Monday, Jul. 17, 1972

ARVN on the Offensive

SOUTH VIET NAM'S Quang Tri province, which was overrun by North Vietnamese forces last April, became a symbol of ARVN's humiliating setback in the early days of the Communists' current Easter offensive. Last week, as forward elements of a South Vietnamese force of 20,000 men fought its way back into the provincial capital, there were signs that Quang Tri might also become a symbol of South Viet Nam's military resurgence.

From a political point of view, the South Vietnamese counteroffensive came none too soon. The possibility that Hanoi and Washington might somehow work out a settlement during the U.S. election year is a source of constant concern to South Vietnamese President Nguyen Van Thieu. His best protection against a disadvantageous cease-fire is a successful campaign that could change the military situation. Thus last month he ordered his generals to go on the offensive. The first response came in Military Region I, where his best troops are concentrated. Moreover, these forces are commanded by South Viet Nam's best general, Lieut. General Ngo Quang Truong, who took over the region in May after the defeat at Quang Tri.

Initially, the aim of Truong's thrust appeared to be the relatively conservative one of securing the districts of Trieu Phong and Hai Lang to the east and south of Quang Tri city. Thieu himself implied as much when he told reporters a week earlier that the recapture of the city was a matter of little concern at the moment. Last week, South Vietnamese troops moved closer and closer to the provincial capital. It is possible that Thieu was trying to throw the North

Vietnamese off guard with his earlier statement. But it is also conceivable that the South Vietnamese, surprised by the initial weakness of the Communist resistance, changed their minds in mid-offensive and launched an all-out effort to recapture Quang Tri city, the only provincial capital lost to the Communists in the Easter offensive.

As they advanced along Highway 1, Truong's forces found horrible evidence of the disastrous routing of the ARVN 3rd Division in April. The remains of three separate South Vietnamese convoys that were ambushed and brutally destroyed lay rusting and rotting along the highway; even the military equipment was still in place beside the shriveled corpses of ARVN soldiers and the unfortunate civilians who had hitched a ride in the military vehicles. The area, reported TIME Correspondent Barry Hillenbrand, was "hauntingly quiet except for the occasional report of artillery in the distance. It was like stumbling on the site of a burned-out massacred wagon train left in a remote Wyoming valley."

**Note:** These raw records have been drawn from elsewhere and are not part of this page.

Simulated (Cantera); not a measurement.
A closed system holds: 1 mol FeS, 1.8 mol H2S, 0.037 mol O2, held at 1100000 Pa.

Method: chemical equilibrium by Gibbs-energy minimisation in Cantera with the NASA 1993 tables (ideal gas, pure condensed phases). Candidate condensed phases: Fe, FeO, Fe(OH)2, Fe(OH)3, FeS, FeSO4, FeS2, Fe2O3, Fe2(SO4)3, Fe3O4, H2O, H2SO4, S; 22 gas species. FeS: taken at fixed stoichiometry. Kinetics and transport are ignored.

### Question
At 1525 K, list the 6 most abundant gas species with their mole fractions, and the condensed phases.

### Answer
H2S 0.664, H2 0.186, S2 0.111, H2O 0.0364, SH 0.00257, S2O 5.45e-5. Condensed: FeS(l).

Resistance. The North Vietnamese still have plenty of firepower in the area. Soon after the ARVN drive on Quang Tri city began, the Communists began shelling the former imperial capital of Hue, 30 miles south, with rockets, mortars and artillery, damaging the string of South Vietnamese fire bases that form a defense line southwest of Hue.

The shelling underscored the greatest risk inherent in the South Vietnamese push into Quang Tri: the possibility that the Communists might outflank General Truong's forces and at long last mount their often predicted attack on Hue. So far there is no certainty that such an attack is coming. The city's defense is primarily in the hands of a single ARVN division, the 1st, which would be hard pressed if the enemy tried a flanking movement that culminated in a sudden jab at Hue. South Vietnamese commanders seemed confident that a Communist attack on Hue could be kept in check by U.S. bombing.

At week's end, the South Vietnamese task force at Quang Tri was inching its way forward, with the help of U.S. air strikes, toward the center of Quang Tri city. One such strike, Hillenbrand reported, transformed a thickly wooded enemy bunker position into a cluster of burnt-out tree stumps, "as if some triple-strength forest fire had passed that way." If past performance is any guide, the North Vietnamese will probably put up a mettlesome resistance before withdrawing--and the NVA still has plenty of long-range artillery in the hills to the west of the city. Nonetheless, even though the battle for the provincial capital has just begun, the counteroffensive has already done wonders for the national morale.